Question

So let’s say you have a beaker that contains 78.8g of ammonium carbonate and to this you add 175 mL of 5.80 M hydrochloric acid according to the following chemical equation:

2HCl(aq) + (NH4)2CO3(s) -- > 2NH4Cl(aq) + H2O(l) + CO2(g) .DeltaH = -145 kJ

A) Draw the beaker at the end of the reaction - what would e in the beaker and/or around it. What would the products look like on a molecular/atom/ion level?

B) Why would water vapor pressure be involved in this reaction?

C)At STP, how many L of the gas is produced? (Ignoring water vapor)

D) Assuming the volume given in the problem remains the same, what is the molarity of the ionic compound in the reaction at the end of the reaction?

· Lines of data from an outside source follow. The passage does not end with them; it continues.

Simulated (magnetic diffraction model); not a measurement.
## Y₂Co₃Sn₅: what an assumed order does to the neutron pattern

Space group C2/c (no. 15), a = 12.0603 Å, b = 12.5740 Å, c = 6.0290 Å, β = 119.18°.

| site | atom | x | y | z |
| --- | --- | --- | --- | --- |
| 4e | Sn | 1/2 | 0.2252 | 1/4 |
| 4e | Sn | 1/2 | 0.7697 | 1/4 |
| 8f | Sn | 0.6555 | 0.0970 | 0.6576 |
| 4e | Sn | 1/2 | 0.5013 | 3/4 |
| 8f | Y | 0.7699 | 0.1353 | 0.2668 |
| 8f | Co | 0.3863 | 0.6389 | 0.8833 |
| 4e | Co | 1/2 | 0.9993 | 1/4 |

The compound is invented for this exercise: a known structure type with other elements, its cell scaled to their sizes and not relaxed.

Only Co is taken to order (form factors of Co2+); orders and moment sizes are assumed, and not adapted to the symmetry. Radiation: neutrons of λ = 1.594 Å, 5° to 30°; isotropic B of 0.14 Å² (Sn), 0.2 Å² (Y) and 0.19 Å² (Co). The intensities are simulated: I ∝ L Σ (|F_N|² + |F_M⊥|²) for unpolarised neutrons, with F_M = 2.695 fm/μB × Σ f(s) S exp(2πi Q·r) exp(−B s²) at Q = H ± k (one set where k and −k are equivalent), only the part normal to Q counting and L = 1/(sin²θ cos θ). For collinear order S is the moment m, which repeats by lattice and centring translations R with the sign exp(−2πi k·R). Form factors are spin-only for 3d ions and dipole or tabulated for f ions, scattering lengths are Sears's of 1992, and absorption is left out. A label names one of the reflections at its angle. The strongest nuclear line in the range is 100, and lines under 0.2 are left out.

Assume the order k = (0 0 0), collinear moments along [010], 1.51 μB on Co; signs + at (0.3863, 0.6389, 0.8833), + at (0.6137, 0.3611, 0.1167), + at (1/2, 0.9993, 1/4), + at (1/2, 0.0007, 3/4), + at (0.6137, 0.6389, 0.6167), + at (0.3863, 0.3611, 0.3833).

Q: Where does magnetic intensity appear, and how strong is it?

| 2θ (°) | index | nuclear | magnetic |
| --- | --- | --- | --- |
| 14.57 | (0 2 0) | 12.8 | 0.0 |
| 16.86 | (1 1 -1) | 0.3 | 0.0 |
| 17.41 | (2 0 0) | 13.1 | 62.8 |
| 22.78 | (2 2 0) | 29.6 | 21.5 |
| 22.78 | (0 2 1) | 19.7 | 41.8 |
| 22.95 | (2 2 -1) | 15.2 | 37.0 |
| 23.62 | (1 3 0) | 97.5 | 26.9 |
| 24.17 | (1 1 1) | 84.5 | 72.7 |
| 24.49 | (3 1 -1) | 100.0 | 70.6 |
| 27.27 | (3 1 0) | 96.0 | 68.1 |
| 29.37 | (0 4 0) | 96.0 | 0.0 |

E) How many moles of excess reactant are left over at the end of the reaction?

F) How many L of your gas would be produced if the reaction was done at 25C at 0.992atm?

Answer 1

This is an experimental question.

A) At the end of the reaction three products are formed which is also mention in above given reaction that is ammonium chloride (aq), water(l), and carbondioxide (g).

At the end of the reaction the aqueous solution of ammonium chloride will remain in the beaker means the ammonium chloride salt and water will be present in beaker and carbon dioxide gas will evolved with effervescence.

B) Water vapour is involved in this reaction because one of the gaseous product is obtained in this reaction.

C) STP stands Standard temperature pressure means any value which is measured at 1atm pressure and 273.15K temperature.

At STP, the volume of gas produced will be 22.4L in 1 mol.

D) At the end of the reaction the ionic compound obtained is ammonium chloride which is dissociated into NH₄⁺ and Cl^- .

Molarity = no. of moles of product / volume of solution in liters

2 moles of NH4Cl is produced at STP. Then,

Molarity = 2/22.4

Molarity = 0.089 mol/litre.

E) no.of moles of HCl = molarity * volume taken in liters

Given, molarity = 5.80 and volume = 175ml = 0.175L

no of moles of HCl = 5.80 * 0.175 = 1.015 moles.

no. of moles = mass / molar mass (for HCl)

Mass of HCl taken = no. of moles * molar mass

Mass of HCl taken = 1.015 * 36.5 = 37.04g.

The mass taken of ammonium carbonate = 78.8g

In the reaction between HCl and ammonium carbonate, the ammonium carbonate is excess reactant because

2(HCl) = 37.04*2 = 74.095 will react with only 74g of ammonium carbonate.

Left ammonium carbonate is 78.8-74.095 = 4.705g.